TurnKey Linux Virtual Appliance Library

How does TKLBAM create such fast and small incrementals of MySQL?

jeremiah.snapp's picture

I can hardly believe how well TKLBAM does it's incremental backups but I did a restore and sure enough everything is there.  What really amazes me is how small the incremental is and how fast it is completed.

When I do a manual mysqldump of all my databases I get an uncompressed file that is about 300MB in about 15 seconds.  An entire TKLBAM incremental backup of my 12GB server including the MySQL databases takes about 30 seconds.  I know that the incremental will only backup changes since the last backup but *still* combining the time to calculate the differences *and* backup the databases *seems* like it should take longer.

Isn't the MySQL backup done with mysqldump?  If so is TKLBAM just looking at the changes from the previous mysqldump to the current mysqldump?

No matter how you've coded TKLBAM I'm impressed.  It's very satisfying to have such a simple but complete backup solution.  I can hardly wait to see LVM incorporated so we can get point-in-time consistent backups.  My guess is that LVM will be a difficult thing to incorporate so good luck with the work.

Here is the tklbam-backup log entry from my most recent incremental backup.  If I'm reading it correctly then it took only 34 seconds to find 8.29MB of changed content and compress it to 2.50MB and save it on the backup server.

ElapsedTime 34.41 (34.41 seconds)
SourceFiles 71459
SourceFileSize 8288062089 (7.72 GB)
NewFiles 3255
NewFileSize 10106497 (9.64 MB)
DeletedFiles 104
ChangedFiles 3395
ChangedFileSize 333924770 (318 MB)
ChangedDeltaSize 0 (0 bytes)
DeltaEntries 6754
RawDeltaSize 8689094 (8.29 MB)
TotalDestinationSizeChange 2623269 (2.50 MB)

Liraz Siri's picture

How TKLBAM serializes MySQL database contents

You're right. Calculating incremental changes in a 300MB mysqldump would take longer, and would be much less efficient then what TKLBAM does. TKLBAM converts mysqldump output on the fly into a special filesystem structure. Databases are mapped to directories. Tables are text files and each row is a line. Duplicity uses the rdiff. It's simple and works well with the rsync algorithm Duplicity uses.

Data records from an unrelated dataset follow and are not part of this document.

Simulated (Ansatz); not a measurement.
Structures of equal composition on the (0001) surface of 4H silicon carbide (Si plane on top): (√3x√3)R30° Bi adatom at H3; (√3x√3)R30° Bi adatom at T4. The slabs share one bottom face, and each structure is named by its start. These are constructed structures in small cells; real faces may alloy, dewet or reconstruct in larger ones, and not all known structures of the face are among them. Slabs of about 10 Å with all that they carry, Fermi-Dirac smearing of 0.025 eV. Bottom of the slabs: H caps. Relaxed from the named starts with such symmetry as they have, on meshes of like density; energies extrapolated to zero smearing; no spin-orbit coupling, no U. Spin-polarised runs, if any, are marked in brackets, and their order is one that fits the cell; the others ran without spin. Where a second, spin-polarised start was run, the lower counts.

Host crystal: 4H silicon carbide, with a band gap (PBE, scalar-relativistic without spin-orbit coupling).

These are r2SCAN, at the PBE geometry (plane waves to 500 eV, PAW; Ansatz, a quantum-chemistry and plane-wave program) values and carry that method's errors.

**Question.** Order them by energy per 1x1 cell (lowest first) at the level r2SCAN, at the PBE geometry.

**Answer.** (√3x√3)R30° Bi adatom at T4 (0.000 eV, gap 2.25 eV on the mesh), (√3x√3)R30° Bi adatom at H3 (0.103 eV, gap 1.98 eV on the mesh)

You can inspect this file structure by running tklbam-backup --simulate. It will leave behind the /TKLBAM directory. Look inside /TKLBAM/myfs.

For the exact details you should read the mysql.py code.

Jeremiah's picture

  Very clever and, as I

 

Very clever and, as I said before, impressive.  I'm still amazed by the speed given that a mysqldump is still being performed and converted on the fly to this myfs structure.  Nice work.

Post new comment

The content of this field is kept private and will not be shown publicly. If you have a Gravatar account, used to display your avatar.
  • Web page addresses and e-mail addresses turn into links automatically.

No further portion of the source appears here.